Travel the lawn-care time machine to conserve water and money

Could the current “green” awareness movement result in millions of Americans and Europeans going back in time?
If so, the place to start this time travel apparently is in our own back yards – and front yards.

The green, weed-free and well-manicured lawns of today didn’t exist in America until late in the 18th century. Before that, a typical rural home would simply have packed dirt or a garden with various plants and vegetables in the front of the home.

Wealthy folks in Europe were the first to start manicuring their lawns and actually defying nature – by trying to make one species of plant, in this case grass, dominate a wide area. Nature, being what it is, will fight that notion and push for a more diverse setting – thus the years-old battle against weeds and other invasive plants on our beautiful lawns.

When industrialists from America traveled to Europe, they came back with the thought that these beautiful, sweeping lawns on an estate were a sign of prestige and beauty.

So it was, the well-manicured lawn was born in America. It wasn’t until years later, with the creation of power mowers and garden hoses that having a green lawn became more practical. And its staying power has been significant, with a major upswing during the Baby Boom era and the creation of the modern subdivision in the 1950s. Until then, taking care of a lawn took too much time and effort for most families.

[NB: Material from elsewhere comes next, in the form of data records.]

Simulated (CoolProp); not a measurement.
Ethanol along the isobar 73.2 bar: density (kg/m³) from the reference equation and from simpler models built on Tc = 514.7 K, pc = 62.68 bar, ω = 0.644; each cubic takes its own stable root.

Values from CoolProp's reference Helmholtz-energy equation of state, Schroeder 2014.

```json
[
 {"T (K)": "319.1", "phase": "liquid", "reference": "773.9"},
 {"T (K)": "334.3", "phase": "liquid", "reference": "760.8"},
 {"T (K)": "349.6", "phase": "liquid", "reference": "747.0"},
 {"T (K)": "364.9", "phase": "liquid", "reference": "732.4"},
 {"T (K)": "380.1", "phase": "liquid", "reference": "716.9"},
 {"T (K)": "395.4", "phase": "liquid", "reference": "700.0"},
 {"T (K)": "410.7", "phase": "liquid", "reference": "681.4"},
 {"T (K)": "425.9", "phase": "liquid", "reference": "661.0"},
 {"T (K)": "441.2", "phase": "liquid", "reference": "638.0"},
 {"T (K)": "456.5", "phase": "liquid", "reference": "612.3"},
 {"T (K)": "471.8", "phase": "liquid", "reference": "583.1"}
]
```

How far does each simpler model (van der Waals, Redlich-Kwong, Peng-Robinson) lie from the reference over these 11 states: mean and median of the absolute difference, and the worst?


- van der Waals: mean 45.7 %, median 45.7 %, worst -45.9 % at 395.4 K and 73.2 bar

So, fast-forward to the modern day “green” movement – and we’re back to talking about the environmental and financial benefits of creating low-maintenance gardens or natural prairie plants on one’s property in place of the lavish, sprawling lawn.

There is no doubt that those little patches of green at the homes of most Americans have translated into huge business. Before the current recession took hold, a Gallup survey in the early 2000’s indicated that more than 26 million households had hired “a green professional” and that the number was expected to grow.

Environmentalists estimate that there are about 40 million to 50 million acres of lawn in the United States. Considering that in some parts of the country, an average size lawn can soak in 10,000 gallons of water a month, the amount of water used in greening up our lawns nationwide is staggering.

Slowly, some are switching over to native plants and grasses, some of which need to be cut only twice a year and can also be used to create a “meadow” as a play area for children.

A grass seed known as “eco-turf” seed is becoming more popular, as it is blended with plants such as wildflowers and clover. Most feedback from owners of such a turf claim it holds up better for kids and pets, requires very little water and virtually no fertilizing.

For many, it means putting away the sprinklers and spreaders while saving money and water through a process that actually creates an environmentally friendly habitat on their property.